God’s Fingerprints
How did Ruth wind up in Boaz’s field? Out of all the fields around Bethlehem, the first field she went to to glean was one of Naomi’s closest relative’s field. Did God lead her there?
I want us to think for just a minute about how we, personally, experience God working in our lives. We are going to give thumbs up for “agree” or thumbs down for “disagree,” and there are no right or wrong answers.
-Sometimes it is hard to see the way God works in our lives.
-Just because we have a difficult time recognizing God’s hand, that doesn’t mean it isn’t there.
-God often works from behind the scenes.
-A coincidence is simply God’s way of remaining anonymous. (from Horizons, 2007-2008, Carol Bechtel)
Naomi is quick to credit God with leading Ruth to Boaz’s field. When Ruth returns to Naomi with more barley than she could have possibly gleaned just by following behind the workers, her mother-in-law asks, “Where did you glean today? Blessed be the One who took notice of you.” Already, Naomi is crediting God with the abundance. Ruth responds, “The man’s name is Boaz.” And in our English translations of the Hebrew, the New International Version and the New Revised Standard Version both miss Naomi seeing God’s guidance. They translate “Blessed be the One” as “Blessed be the man who took notice of you.”
How often do we fail to recognize God’s activity in our lives? God guiding us? Nudging us? I think a lot of the time, we are like Ruth. We take life at face-value. “The man’s name is Boaz” instead of acknowledging that God is working in and through us, that we are guided in our lives by the Holy Spirit.
Now, I know that some people might ask “Do Presbyterians believe God predestined Ruth to go to Boaz’s field and them to meet?”
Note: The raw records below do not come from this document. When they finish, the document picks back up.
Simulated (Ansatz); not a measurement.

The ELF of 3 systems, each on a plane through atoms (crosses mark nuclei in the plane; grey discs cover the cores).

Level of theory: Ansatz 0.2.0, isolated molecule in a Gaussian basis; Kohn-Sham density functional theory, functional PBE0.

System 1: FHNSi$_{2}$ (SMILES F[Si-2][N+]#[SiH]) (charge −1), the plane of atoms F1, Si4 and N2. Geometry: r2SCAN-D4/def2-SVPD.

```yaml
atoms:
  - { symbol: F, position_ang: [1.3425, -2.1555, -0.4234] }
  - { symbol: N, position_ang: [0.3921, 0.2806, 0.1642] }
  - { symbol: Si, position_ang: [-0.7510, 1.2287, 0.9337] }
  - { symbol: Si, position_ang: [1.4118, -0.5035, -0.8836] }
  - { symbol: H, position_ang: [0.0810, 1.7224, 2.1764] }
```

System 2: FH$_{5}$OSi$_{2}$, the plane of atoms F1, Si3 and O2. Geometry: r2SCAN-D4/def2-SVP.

The answer to that question is quick and simple – no. Predestination has to do with God knowing from all time who would be saved, not deciding who would meet in a field. The theological word they mean is predetermination, and Presbyterians don’t believe in predetermination. Predetermination says that God has foreordained every event throughout history, reducing the world to nothing more than a playset for God. But, we know that God formed the world, formed us, for relationship, out of love. A playset can never return love. So, God did not predetermine every event throughout history. Instead, God gave us freewill. And yet, God is active in the world.
There is another theological term for this, providence. Rev. Dr. Don McKim wrote this explaining providence, “Presbyterians believe that God created all things and also that God sustains and guides all things. This is called the doctrine of Providence. God upholds the creation by God’s power. If God created all things and then walked away, everything would collapse! God’s ongoing preserving power is needed to support the creation. But even more, Presbyterians believe that God is also involved in creation. One part of providence is that God cooperates with the people whom God created to work in the world to accomplish God’s divine purposes. Humans can have a relationship with God that enables us to share in God’s work and carry out God’s will. God’s divine will is the power and purpose behind the universe. The fantastic news of the Christian faith that Presbyterians share is that humans can participate in the divine purposes! God can use even us to carry out God’s will for creation and the human family. This enables our lives themselves to have purpose and meaning; we are participating in God’s work in this world.”
Providence can be hard to recognize until we look back on our lives. John Flavel was an English Presbyterian Clergyman in the 1600’s, and I love the way he put the difficulty of seeing God’s providence in our lives. He said, “Providence is like a Hebrew word – it is best read backwards.” Just because we can’t see how God is working in our lives right now, doesn’t mean that God isn’t working in our lives right now.
Dr. John Goldingay is a professor at Fuller Seminary and an internationally respected Old Testament scholar. When he was thirteen, he was walking home from school one day and met a teacher from the Sunday school that he had left two years earlier to go to another church. She told him that his old church was about to start a new youth fellowship, and she wondered if he would like to go. So he went. He says, “It changed my life.” The minister was a keen theologian, and the young man caught his interest in theology. If it hadn’t been for that chance meeting, Dr. Goldingay might never have become an Old Testament scholar. Then seven years later, when he was 20, he went to a Christian students’ conference and one morning happened to sit by a particular young woman at breakfast and got talking to her, and he and Ann were married for 43 years until her death in 2009. He says, “It was the most influential meeting of my life, and it just happened by chance.”
Or did it? The dictionary defines the word coincidence this way: a remarkable concurrence of events or circumstances without apparent causal connection. But I have another name for it when I see God’s fingerprints all over some chance occurrence. I call it a God-incidence.
And when you look, you see them – timing working out just right, doors opening to allow for a major change in your life for the better, someone reaching out to say they care just as you were feeling low – God’s fingerprints, God-incidents, providence.
God is active in your life and mine. Paul said it this way in Romans 8:28, “And we know that in all things God works for the good of those who love him…”
Ruth happened upon Boaz’s field. Boaz happened to come and check on his workers. Boaz happened to offer her protection and generously told his workers to pull out some from the bundles for her. Boaz happened to be Naomi’s close relative. The closest relative happened to not want to be married to Ruth. Boaz and Ruth happened to be married, happened to have a child, and that child happened to be the grandfather of King David, and a direct ancestor of Jesus. Looking back, we see God’s fingerprints on Ruth’s story, and if we recognize them, on ours as well. Thanks be to God. Amen.